And always cut chicken meat across the grain, as slices with shorter fibres are more tender.
Did you know 10% of a chicken’s weight was breast meat in 1980. Now 21% is breast meat
- Get rubbed the right way
A good way to change up the menu and get the most out of your chicken is to use a rub or marinade. There are so many different varieties available and it’s an easy way to get a super tasty result. Rubs are typically granular mixtures of spices and seasoning that add flavour but don’t necessarily tenderise. They can be applied shortly before cooking while marinades often require a bit more time to work their magic. These are liquids are made up of herbs, spices, and an acid —usually a citrus, vinegar, or alcohol. They not only add flavour to your meat but do the job of tenderizing as well!
Rubs: To help meat caramelise during cooking, try a rub of aromatic ginger, chilli and salt with brown sugar. There is of course conjecture about when and if to salt meat before cooking but a beautiful rub on a bird packs an extra flavour punch in my opinion. I’d highly recommend Ben Shute’s Moonshine BBQ Chicken Rub as he knows how to coat any cut of chicken! His aromatic and herby BBQ rub of turmeric, smoked paprika, rosemary, sage, lemon zest, salt and white pepper will add amazing colour and flavour to your chook. Smoke it long and slow in the BBQ, or go ahead and roast in the oven.

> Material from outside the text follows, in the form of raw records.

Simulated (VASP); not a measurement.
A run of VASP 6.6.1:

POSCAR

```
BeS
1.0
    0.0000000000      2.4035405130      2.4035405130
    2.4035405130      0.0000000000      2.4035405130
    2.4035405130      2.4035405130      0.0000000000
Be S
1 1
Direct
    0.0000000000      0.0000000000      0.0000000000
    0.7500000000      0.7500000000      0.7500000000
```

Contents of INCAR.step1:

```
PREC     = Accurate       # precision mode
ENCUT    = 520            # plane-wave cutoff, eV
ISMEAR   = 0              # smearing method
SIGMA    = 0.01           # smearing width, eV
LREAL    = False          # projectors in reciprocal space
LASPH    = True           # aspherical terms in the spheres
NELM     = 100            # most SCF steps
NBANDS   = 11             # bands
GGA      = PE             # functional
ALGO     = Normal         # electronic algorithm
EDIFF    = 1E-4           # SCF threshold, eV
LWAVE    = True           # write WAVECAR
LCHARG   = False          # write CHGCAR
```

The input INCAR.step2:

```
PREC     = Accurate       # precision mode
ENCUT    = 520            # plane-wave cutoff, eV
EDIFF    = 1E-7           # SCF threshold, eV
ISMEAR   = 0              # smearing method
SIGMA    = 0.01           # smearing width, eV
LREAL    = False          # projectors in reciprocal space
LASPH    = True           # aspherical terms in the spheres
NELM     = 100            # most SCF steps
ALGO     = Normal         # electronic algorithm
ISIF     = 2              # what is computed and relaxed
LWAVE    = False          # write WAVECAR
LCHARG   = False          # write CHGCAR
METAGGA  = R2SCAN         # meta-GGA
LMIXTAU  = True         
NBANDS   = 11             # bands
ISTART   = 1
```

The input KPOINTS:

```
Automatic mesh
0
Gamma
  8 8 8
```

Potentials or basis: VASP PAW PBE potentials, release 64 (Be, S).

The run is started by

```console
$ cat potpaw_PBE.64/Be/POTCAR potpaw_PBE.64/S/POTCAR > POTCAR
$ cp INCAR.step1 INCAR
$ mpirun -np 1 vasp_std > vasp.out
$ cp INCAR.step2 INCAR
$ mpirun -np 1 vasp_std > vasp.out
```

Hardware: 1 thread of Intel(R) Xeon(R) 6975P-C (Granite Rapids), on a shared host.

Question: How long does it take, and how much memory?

Marinades: A quality marinade will keep the chicken moist and protect delicate bits from intense heat (or flames if you’re barbecuing) while adding that extra flavour kick. Try a marinade on the skinless breast for 30 mins, 2-3 hours work for chicken pieces and 6-8 hours is best for a whole chicken. Remember the maximum possible surface area has the best impact with a marinade. And feel free to make a few ‘slashes’ in the skin for the liquid to penetrate.
Any leftover marinade can be used to baste the meat while it’s on a grill, but no matter how tasty it is, don’t use leftover marinade as a sauce as it would have been contaminated by contact with raw meat. If you really want to re-use it, boil it for about 3 minutes.
Did you know 95% of commercial restaurants have chicken on the menu
- The magic number
No pre-preparation, magic marinade or even a good rest with the chook bum-up will make an iota of difference to your poultry perfection if you don’t nail the essential ‘getting-it-properly-cooked’ bit. Turns out there is a sure fire rule of thumb on a cooking temperature for chicken which helps out a whole bunch!
Remember One Temperature: 190°C
There’s no exact cooking time for every conceivable chicken recipe. Each one will call for various temps and times BUT in general 190°C is a good oven setting to cook chicken – roasted, baked, whole or chicken pieces. If you remember only one number, it’s 190°C.
An average chicken breast (220gms) takes approx. 30 mins in the oven. Or if you sear breasts in a hot pan for 3 or 4 minutes per side then they’ll just need 15 minutes more at the magic number. When a chicken breast is cooked through, you’ll likely see clear juices seeping out of it – this is your cue to remove and rest under foil.
When grilling on the BBQ, chicken can be unforgiving. It’s best to flatten breasts and marinade the pieces for best results. That way the average thickness of the meat is consistent and the marinade provides a little protection from the flames. Give each side a few minutes over direct, medium-high fire (you got it… at 190°C) for juicy brown chicken that’s cooked through. Joshua Bousel shares his secrets on his grilling column over at Serious Eats here.
Barbeques Galore has a solid guide for grilling and BBQing chicken here too.
Now, I know I made a song and dance about one number and the 190°C etc, etc… but if you’re feeling like a rebel, try this for the perfect roast:
Preheat oven to 230°C. Cook whole chook (covered in foil) for 15 minutes before reducing the temperature to 175°C. Then roast for 20 minutes per 500gms. Remove the foil for the last half hour and rest for the birds for 10mins before carving.
You can eat pink meat safely as long as it’s reached 75°C (measured using a food thermometer) The pink colour is due to haemoglobin in tissues which forms most often in young birds.
- Now, shred it!
Finally, if you’ve ended up with overcooked or dried chicken despite your best efforts (and it happens to the best of us) never fear… you can always fix it.
Grab two forks and start shredding! You can then use the smaller pieces of meat in any number of brilliant recipes that are just a bit more saucy to revive the parched poultry. Stirring it into a sauce means that it will come in contact with other juices or liquid, and you will have created something more than the sum of its parts.
There are plenty of options, whether it’s a mushroom wine sauce over pasta or a coconut-based curry. Add your chicken to a simple broth and before you know it, you’ve got a beautiful chicken soup. Serve it cold with a tasty Asian Chicken Salad or go for some Mexican with Chicken Enchiladas or Burritos. Chicken is a versatile meat and you can’t go wrong even when you’ve cooked your goose!